We have an idea. Five ideas, actually.

We Agree

A 2021 survey found that 82% of U.S. adults support national recycling standards for plastics.

We do, too. As America’s Plastic Makers, we make most of the plastic materials in this country. And we believe that unified national recycling standards for plastics would make recycling easier, more efficient, and more cost effective for everybody. And they would help accelerate a circular economy for plastics, in which plastics are reused instead of discarded.
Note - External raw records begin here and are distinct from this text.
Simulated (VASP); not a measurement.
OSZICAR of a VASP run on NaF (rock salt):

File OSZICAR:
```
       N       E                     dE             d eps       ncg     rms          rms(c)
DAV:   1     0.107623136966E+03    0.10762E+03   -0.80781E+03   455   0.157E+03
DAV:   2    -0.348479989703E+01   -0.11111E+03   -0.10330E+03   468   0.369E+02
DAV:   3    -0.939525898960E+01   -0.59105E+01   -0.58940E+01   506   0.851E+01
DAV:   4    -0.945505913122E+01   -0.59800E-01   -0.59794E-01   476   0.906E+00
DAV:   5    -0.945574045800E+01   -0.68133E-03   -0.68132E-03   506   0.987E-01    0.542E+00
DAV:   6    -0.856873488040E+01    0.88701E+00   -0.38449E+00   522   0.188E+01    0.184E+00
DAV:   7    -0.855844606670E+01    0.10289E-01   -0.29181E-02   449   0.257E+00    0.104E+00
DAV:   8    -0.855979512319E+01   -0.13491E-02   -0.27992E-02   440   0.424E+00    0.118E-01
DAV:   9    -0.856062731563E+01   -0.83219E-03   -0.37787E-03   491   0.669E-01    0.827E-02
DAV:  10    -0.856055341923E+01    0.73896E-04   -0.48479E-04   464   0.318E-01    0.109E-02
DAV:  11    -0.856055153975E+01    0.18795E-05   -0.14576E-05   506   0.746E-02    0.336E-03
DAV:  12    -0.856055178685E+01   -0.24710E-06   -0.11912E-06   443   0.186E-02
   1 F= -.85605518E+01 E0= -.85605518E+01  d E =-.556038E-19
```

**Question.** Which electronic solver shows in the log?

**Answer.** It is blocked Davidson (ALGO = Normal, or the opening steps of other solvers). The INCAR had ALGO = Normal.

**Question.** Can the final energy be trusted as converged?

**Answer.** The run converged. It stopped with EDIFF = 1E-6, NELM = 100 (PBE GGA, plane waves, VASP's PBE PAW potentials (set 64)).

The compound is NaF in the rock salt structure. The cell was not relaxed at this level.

We’re urging Congress to adopt unified national standards as recommended in 5 Actions for Sustainable Change, our proposals for new federal policies to enable plastics to be reused again and again rather than treated as waste.

A Circular Economy

A circular economy rearranges the way our society makes and uses things. In today’s “linear economy,” manufacturers typically take raw materials and make products that are used… and then discarded in landfills, incinerators, or far too often our environment, particularly our ocean. We’ve all seen the results.

Instead, a circular economy keeps those materials in use for as long as possible and then reuses them to make new products. This reduces the need to extract raw materials, drives down greenhouse gas emissions, and significantly reduces our environmental footprint.

To get there, we’re going to need some changes, commitments, and standards.

Why Standards?

The U.S. recycling rate for all materials is right around 35%. Not bad, not great.

Plastic packaging trails behind that number for two primary reasons: 1) its complexity and 2) our nation’s outdated recycling system.

Our national recycling infrastructure was created decades ago largely to collect bottles, cans, and newspapers. (We’re now recycling plastic and glass bottles at about the same rate.) But over the years we’ve embraced all sorts of new, lightweight plastic packaging, such as wraps and resealable pouches. This new packaging is great at reducing the weight and amount of packaging needed to deliver food and drink. Lightweight efficient plastic packaging helps reduce food waste, uses less energy than heavier packaging, and reduces greenhouse gas emissions compared to common alternatives.

But this new packaging complicates recycling. It leads many of us to stand at our recycling bin and ask: Can I recycle this plastic? The answer: It depends. There are about 9,000 community recycling programs with about 9,000 different lists of recyclables.

That’s why we need unified national recycling standards for plastics.

How Would National Standards Help?

Thousands of communities collecting widely varying materials can obviously create confusion for consumers and result in inefficient markets for recycled plastics.

There is a solution to this confusion: communication. The broad array of people with an interest in plastics recycling have to talk to each other. And to all of us confused Americans who want to recycle more.

Here’s what we proposed to Congress: Direct the EPA and the Department of Energy (DOE) to bring together organizations with a stake in plastics recycling. That includes local recycling and community leaders. Companies that haul and manage waste/recyclables. Companies that process used plastics for recycling (recyclers). And companies that make plastics, products, and packaging.

These people would communicate. Talk to each other about the stumbling blocks to high plastics recycling rates. And then develop national recycling standards for plastics designed to:

  • Improve collection and access to recycling;
  • Improve consumer outreach/education so Americans readily understand what plastic materials can and cannot be recycled – and where;
  • Improve data and reporting on what materials have been collected and recycled; and
  • Identify the types of sorting and processing needed to recycle more plastics.

See more details here.

Agree?

If Americans can collect plastics, understand what to collect, measure what we collect, and process what we collect, we’ll go a long way toward that circular economy for plastics. And keeping plastic waste out of our environment.